|This one is ready to eat.|
Some like it hot… I am one of those who like a little heat in their food. However, I do not like to be in pain- you can have too much of a good thing. I do love Tabasco peppers in vinegar to sprinkle on my greens or my peas and I wanted to make my own when I figured out how easy it is to preserve peppers and herbs in vinegars.
I had read an article about fish peppers, a pepper native to the Caribbean and common in fish dishes of that area. A gentleman up North had been growing them with seed that came from his grandfather. The peppers are pretty and can come multicolored. So, when placing my seed order this year I decided to give these a try. I am so glad I did! They germinated easily and grew great. Because I don’t eat a lot of hot peppers and only one of my kids likes spicy food, I planted only four plants in my garden. Four was plenty, these plants really produce!
|A Fish Pepper plant loaded up with peppers.|
Each pepper is only about 2 inches long, not very big. However, they pack a lot into that little package. These peppers are hot, but with a deep warmth and sweetness. Even my kids who don’t like things too hot have commented that this was a different kind of heat and they liked it. It took only two peppers with seeds removed to warm up a pound of pinto beans cooked in the crock-pot. I am hooked on these little beauties.

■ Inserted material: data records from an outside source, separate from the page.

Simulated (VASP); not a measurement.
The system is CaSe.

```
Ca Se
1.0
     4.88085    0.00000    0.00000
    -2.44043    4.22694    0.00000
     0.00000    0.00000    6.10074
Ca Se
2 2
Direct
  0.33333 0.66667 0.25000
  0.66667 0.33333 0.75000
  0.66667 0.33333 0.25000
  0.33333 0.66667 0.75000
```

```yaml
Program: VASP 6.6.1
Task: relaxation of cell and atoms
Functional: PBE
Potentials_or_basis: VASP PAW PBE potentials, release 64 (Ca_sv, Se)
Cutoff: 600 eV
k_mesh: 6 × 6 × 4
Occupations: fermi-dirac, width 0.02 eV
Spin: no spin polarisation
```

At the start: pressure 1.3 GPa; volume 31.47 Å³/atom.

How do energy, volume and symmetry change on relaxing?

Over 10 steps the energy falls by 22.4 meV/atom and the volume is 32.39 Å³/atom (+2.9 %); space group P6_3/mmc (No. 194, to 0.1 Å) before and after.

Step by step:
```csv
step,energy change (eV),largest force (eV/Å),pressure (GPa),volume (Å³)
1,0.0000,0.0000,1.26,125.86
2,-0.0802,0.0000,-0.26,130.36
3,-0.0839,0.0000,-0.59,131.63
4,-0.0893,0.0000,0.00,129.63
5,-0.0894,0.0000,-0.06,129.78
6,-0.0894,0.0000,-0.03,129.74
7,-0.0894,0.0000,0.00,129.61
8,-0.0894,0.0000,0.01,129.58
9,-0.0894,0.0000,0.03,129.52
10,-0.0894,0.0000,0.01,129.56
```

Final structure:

I have decided to use these in vinegar in place of the Tabasco peppers and see how it goes. I find it hard to believe that this wouldn’t taste good considering how great a flavor these peppers posses.
To save the seeds, wait to pick until they turn red and shrivel up just a bit. Then you can split them open and save the seeds. Allow the seeds to dry completely- I usually put them in a small bowl on the window sill. Then store them in a cool dry place until ready to plant next spring. Being an Heirloom variety, you can save these seeds and get the same wonderful peppers next summer.
|Like most peppers, as it matures it will turn red and orange.|
I ordered my seeds from Southern Exposure Seed Exchange. This link will take you to the page with information about the Fish Pepper: http://www.southernexposure.com/fish-pepper-hot-05-g-p-922.html
Try some in your garden next year, you will be glad you did!